Ukraine’s parliament approved Arseny Yatseniuk for a new term as prime minister Thursday (27 November) in a ceremony that countered reports of high-level disunity in a message to Russia over its backing of separatists in the country’s east.
Pomp and emotion characterised the opening of Ukraine’s first parliament since the February fall of pro-Moscow president Viktor Yanukovich as his successor, Petro Poroshenko, declared in a keynote speech that there could be no future formula for Ukraine other than that of a single, unified state.

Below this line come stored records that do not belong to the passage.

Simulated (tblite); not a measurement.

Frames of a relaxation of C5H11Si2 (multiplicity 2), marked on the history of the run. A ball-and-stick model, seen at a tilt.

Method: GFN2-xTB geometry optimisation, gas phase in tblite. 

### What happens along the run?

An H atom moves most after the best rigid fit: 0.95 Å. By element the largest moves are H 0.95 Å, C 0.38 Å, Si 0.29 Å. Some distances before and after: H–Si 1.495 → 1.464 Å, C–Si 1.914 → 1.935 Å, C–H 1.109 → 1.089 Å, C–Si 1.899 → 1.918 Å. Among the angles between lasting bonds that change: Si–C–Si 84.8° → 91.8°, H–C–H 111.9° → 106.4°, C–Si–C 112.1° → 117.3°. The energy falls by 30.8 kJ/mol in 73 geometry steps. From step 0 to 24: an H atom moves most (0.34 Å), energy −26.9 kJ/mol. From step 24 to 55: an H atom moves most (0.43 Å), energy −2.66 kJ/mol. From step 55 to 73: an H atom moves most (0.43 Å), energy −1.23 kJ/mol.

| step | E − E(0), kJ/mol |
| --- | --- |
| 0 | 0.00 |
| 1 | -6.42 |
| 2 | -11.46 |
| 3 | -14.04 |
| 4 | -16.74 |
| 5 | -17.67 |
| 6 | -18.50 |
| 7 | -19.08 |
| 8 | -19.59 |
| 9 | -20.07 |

More than two-thirds of the deputies in the 450-seat parliament voted for Yatseniuk to stay as head of government, a post he has held since protests toppled Yanukovich, prompting Russia to annex Ukraine’s Crimea region and back pro-Russian rebels in the east.
In a gesture aimed at deflecting impressions of damaging rivalry between himself, and Poroshenko, which have also alarmed Western governments, Yatseniuk raised his hand to the president and declared to cheers: “Here is my hand for carrying out all that you have just said from this tribune.
“This is our joint responsibility,” he added before striding over to Poroshenko and warmly embracing the president.
Volodymyr Hroisman, an ally of Ukrainian President Petro Poroshenko and deputy prime minister to the current premier Arseniy Yatensiuk, was elected the speaker of the Ukrainian parliament. He was approved with a vote of 359 for, 0 against, and 3 abstentions. Another 46 MPs did not vote.
The display of unity was scripted in part for the eyes of Russia, which is backing Russian-speaking separatists in Ukraine’s industrial heartland in a conflagration that has killed more than 4,300 people.
Political parties in favour of closer links to the European Union scored a resounding victory in a 26 October election, handing Poroshenko a mandate to end the conflict and steer the ex-Soviet republic further out of Russia’s orbit towards Europe.
But there have been reports of disputes between Poroshenko and Yatseniuk over the sharing of portfolios in the new government, which may emerge next Tuesday.
Poroshenko said 100 percent of Ukrainians favoured a unitary state without federalisation, a political model that has been pushed by Russia, but is seen by Kyiv as a recipe for the country’s dismemberment.
“These are our warm wishes to those in the east or west who advise federalisation,” Poroshenko said sarcastically.
But he said the reality was that Ukraine would always have “to sleep with a revolver under the pillow”, an allusion to the perceived threat from Russia, which in turn sees Kyiv’s tilt towards the EU and NATO as menacing.
Poroshenko said support among Ukrainians for joining NATO had grown 3-4 fold this year, and Ukraine’s current non-aligned status no longer worked.
The crisis in Ukraine erupted after its former President Viktor Yanukovich cancelled plans to sign trade and political pacts with the EU in November 2013 and instead sought closer ties with Russia, triggering protests that turned bloody and drove him from power.
Moscow annexed Crimea in March following a referendum staged after Russian forces established control over the Black Sea peninsula in the biggest East-West crisis since the Cold War.
Pro-Russian militants control buildings in more than ten towns in eastern Ukraine after launching their uprising on 6 April. On 11 May pro-Moscow rebels declared a resounding victory in a referendum in Donetsk and Luhansk, which the West called illegal and illegitimate.
The fighting has escalated sharply after Ukrainian President Petro Poroshenko ordered on 1 July an assault on separatists. The EU's resolve to punish Russia strengthened after the downing in Ukraine on 17 July of a Malaysia Airlines passenger plane, killing all 298 people on board. 194 of the passengers were from the Netherlands.
Western leaders say pro-Russian rebels almost certainly shot the airliner down by mistake with a Russian-supplied surface-to-air missile. Moscow has blamed Kyiv for the tragedy.
On 27 August NATO and the U.S. said Russian incursions into Ukraine took an ‘overt and obvious form’ and on 28 August Poroshenko said Russia had invaded Ukraine.